Summary: Perhaps our greatest ministry is to unlock the treasure in others. Preached before a seminary audience.
If an intruder broke into my house, there are actually a few furniture items that I might help him carry out to his truck, like the bed and dresser in the guest room. I might suggest that he take not one, but two of the hand-me-down chairs I have accumulated. But if he glanced across the room and noticed the old ugly trunk in the corner, I would ask that he not take it, especially as worn out and homely as it is. What the intruder doesn’t know is what I know about the trunk: it holds some of my “treasures” in life. Folded up in that trunk is a picasso-like chalk drawing that I entered into the county fair one year ( I think I got honorable mention). There is a copy of the Snoopy Herald, a paper I helped edit in middle school. And there are some old letters and other personal belongings. He can have the lamps and tables, and even my TV and the clothes in my closet, but I would rather not he take the trunk because I know that inside that bulky box is a treasure.
I confess up front that I will not be altogether faithful to the precise context of our Scripture reading today. A more fundamentalist Christian might even say that I have committed exegetical terrorism by hijacking the passage to places it never wanted to go. And actually I usually do stay close to the text. But I found a couple phrases in these few verses that captured my attention, and I feel that what I will say is backed up by other parts of the Bible anyhow. So, let’s just relax about the text and let it speak to us where we are at. The word of God is powerful enough to do more for us than we even ask or think.

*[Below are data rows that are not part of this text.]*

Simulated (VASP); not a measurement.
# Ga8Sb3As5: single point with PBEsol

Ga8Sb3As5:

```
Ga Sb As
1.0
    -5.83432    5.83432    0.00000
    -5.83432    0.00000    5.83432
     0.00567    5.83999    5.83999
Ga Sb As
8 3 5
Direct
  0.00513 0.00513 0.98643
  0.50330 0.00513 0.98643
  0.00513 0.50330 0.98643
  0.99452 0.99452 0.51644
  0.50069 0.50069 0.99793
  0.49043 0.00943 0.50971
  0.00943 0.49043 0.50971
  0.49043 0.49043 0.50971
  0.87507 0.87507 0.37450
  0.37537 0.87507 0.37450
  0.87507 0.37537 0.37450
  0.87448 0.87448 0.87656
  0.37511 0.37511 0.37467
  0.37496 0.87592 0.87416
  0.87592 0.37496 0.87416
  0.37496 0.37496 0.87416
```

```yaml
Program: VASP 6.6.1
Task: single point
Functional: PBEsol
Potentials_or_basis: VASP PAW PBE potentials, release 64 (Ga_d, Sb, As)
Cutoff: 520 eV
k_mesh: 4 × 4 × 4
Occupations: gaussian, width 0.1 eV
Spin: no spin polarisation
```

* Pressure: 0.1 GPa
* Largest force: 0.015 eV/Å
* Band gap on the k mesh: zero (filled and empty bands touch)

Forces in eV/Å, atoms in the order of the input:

We know enough about the passage to realize that it concerns the topic of weakness and how we find God’s power in times of affliction. What I couldn’t get out of my mind, though, is the phrase, “We have this treasure in clay jars.” Nothing seems more important in our life of faith than discovering treasure--our own and that of others.
For nearly five years I led a little ministry in a section of Buffalo that is similar, on a much smaller scale, to New York’s Greenwich Village. I was just a teenager when we began that coffeehouse with the name of Jesus For You. A variety of people came into that ministry as we were located right on a major
street of this particular section of the city. Kids came by to make mischief and drunks were always welcome, as long as they were not belligerent. Older folks attended and we all shared holiday meals together and spent our evenings listening to music and having Bible studies.
It was our practice to sometimes pray for people during the worship services we conducted. One day Jimmy came up for prayer. Jimmy was a youth
who seemed to me to be rather lost in life. He skirted about the neighborhood and showed signs of ambition, but I had the sense that he had become
entangled in a lifestyle in which he was being physically used by others. To add to his uniqueness, one of his fingers had some condition to it that made it look like it had not healed properly after being severed at about the half way point.
So Jimmy came forward at Jesus For You during a service and I started to pray for him. And then something strange happened. If you are familiar with
laying hands on others when praying, you know that the standard method demands that the one doing the praying is the one with authority and the one being prayed for humbly awaits a blessing, a revelation, healing, or at least a little hope to make it through another day. Well, what happened was that, when I
was praying for Jimmy, I started to cry. Not loud crying, but embarrassingly noticeable to the group. Somehow I got through it and then fled to the restroom. “Dear Jesus, what was that all about?” I later tried to understand what was going on, but the one thought that makes the most sense to me in retrospect is that, as we prayed, God entered into that holy moment and was saying to Jimmy, “You
are a treasure to me.” At least for that day, Jimmy knew that someone cared about him and was not going to use him, or want anything from him. I was merely a conduit for the grace of God.
Tracing the steps of Jesus in the Gospels, I have the feeling that what was foremost in the mind of Christ was helping people discover the treasure that was within them. Now, I know that there are those who will claim just the opposite and proclaim that the work of Jesus was really about zooming in on sin in people’s lives so that they could be set free. Do you really think the Jimmy’s of this world need lessons about their unworthiness? Some sinners are so hard on themselves that if you called them a sinner they might think it was a compliment!